Black, White, and Read All Over
In the third grade, our class held a Show and Tell: Jokes Edition. One of the boys started us off with this classic:
“What’s black, white, and red all over?…A zebra with a sun burn!” Upon hearing this joke, I had two reactions: The first? Confusion, as zebras don’t get sunburns. The second? Panic, as this boy had just used a set-up very similar to my own (hilarious) joke. However, I soon realized that he had actually done me a favour, as he set up my joke in the best possible way. See, I followed his turn with this this head-scratcher:
“What’s black and white and red all over?…A Newspaper!” (Get it? “Red” is a homophone for “read!” Har har har.)
I still think my joke was far superior, and today, I’m dressed as another possible answer. I’m outfitted in black and white, and lately, I’ve been “read” in a few more places that usual. You see, a few Saturdays back, I had my moment in the sun (no sunburns, though) and played cover girl on the Saturday edition of the Hamilton Spectator. Every week, The Spec (my city’s local rag) profiles the style of one local citizen, in the shape of a brief questionnaire and a few photos. They use them as space fillers all across the newspaper, wherever and whenever needed.
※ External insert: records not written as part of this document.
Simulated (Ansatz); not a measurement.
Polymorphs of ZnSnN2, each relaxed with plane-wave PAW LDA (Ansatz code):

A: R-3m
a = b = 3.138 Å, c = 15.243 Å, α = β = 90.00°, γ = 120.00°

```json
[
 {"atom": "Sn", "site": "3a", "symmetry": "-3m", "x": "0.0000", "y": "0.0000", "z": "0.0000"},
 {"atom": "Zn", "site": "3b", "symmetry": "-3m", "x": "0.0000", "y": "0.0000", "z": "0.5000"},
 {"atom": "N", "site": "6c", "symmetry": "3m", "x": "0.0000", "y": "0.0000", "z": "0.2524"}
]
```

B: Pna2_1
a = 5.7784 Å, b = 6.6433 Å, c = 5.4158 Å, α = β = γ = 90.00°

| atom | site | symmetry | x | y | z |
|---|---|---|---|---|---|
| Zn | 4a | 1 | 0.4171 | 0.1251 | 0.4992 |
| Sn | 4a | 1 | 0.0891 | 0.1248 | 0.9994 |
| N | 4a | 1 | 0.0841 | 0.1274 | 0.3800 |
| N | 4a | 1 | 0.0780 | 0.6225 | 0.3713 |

Well, lucky for me, there obviously wasn’t a lot goin’ on in Hamilton two weekends ago, so they slapped my silly face on the front page of the GO section (ie: the fun section with all the celebrity gossip and crossword puzzles). This was a great surprise to me, as I had assumed they’d squeeze me in between the classified and obits in a few months from now when their well had run very, very dry. But some congratulatory tweets filled me in on my cover spot, and I set off on a rainy walk to grab the last copy of from the newspaper box down the street.
I was very, very nervous about seeing the feature in print. For one, I now fully appreciate the opportunity to revise, redo, and rehash every sentence on this blog from the comfort of my keyboard. Alternatively, this interview was done in person and recorded on an iPhone, so it was FULL of “ummms,” “uhhhs,” and “likes.” Quite frankly, I was certain I’d come across as Frankenstein from Beverly Hills. Thankfully, the interviewer kindly edited out my “uhhhs” and I didn’t say anything too embarrassing. (Spanx, though? Really Julie?)
There was, however, one question in the interview that didn’t make it in the final cut. To get the ball rolling, Sheryl asked me to describe my personal style. A wiser woman would have seen this question coming and formulated a nice, succinct response, but I am not she. I, instead, launched into the world’s longest run-on sentence. I described my style as vintage-y, yet modern; that I like colour, but also black; that I’m drawn to clean, minimal styling…and quirky, crazy patterns. I basically piled contradiction on top of contradiction, and called it a personal style.
Well, unsurprisingly, none of that made for a very print-friendly answer. However, while I don’t blame them for omitting it, I’ve come to conclude that it’s the truth. I don’t have a two or three word answer that describes how I want to look every day. I don’t have a style manifesto that I take with me every where I shop. Instead, I thrift things that I like, and things that I feel good in. Sometimes they’re simple, sometimes they’re bananas, but they’re all me.
The outfit I’m wearing today is not only another punch line to a dorky joke, it’s an example of this oxymoronic approach at work. I like this skirt because it is clean and linear, but I like this cardigan because of the swirly-whirly lines. I like black, but I also I like red, pink, and green. My style isn’t relaxed, tailored, bohemian, or mod— it’s all of those, and whatever else I find at the thrift store. I don’t think I’ll ever confine my style to one snappy little sentence, because I want to continue to pull dresses from the 60s and blazers from the 90s. I want to be both Zooey D. and Michelle O. I want to wear whatever I want, whenever I want. And sometimes I want to wear my cardigan backwards just because I can.
While that doesn’t make for a very good answer in print, it sure makes thrifting much more fun.
Thanks again to the fine folks at the Hamilton Spectator for deeming me interesting enough for the Saturday GO. And thanks to you, readers, who come back to this little blog, whether I’m wearing black, white or something else entirely.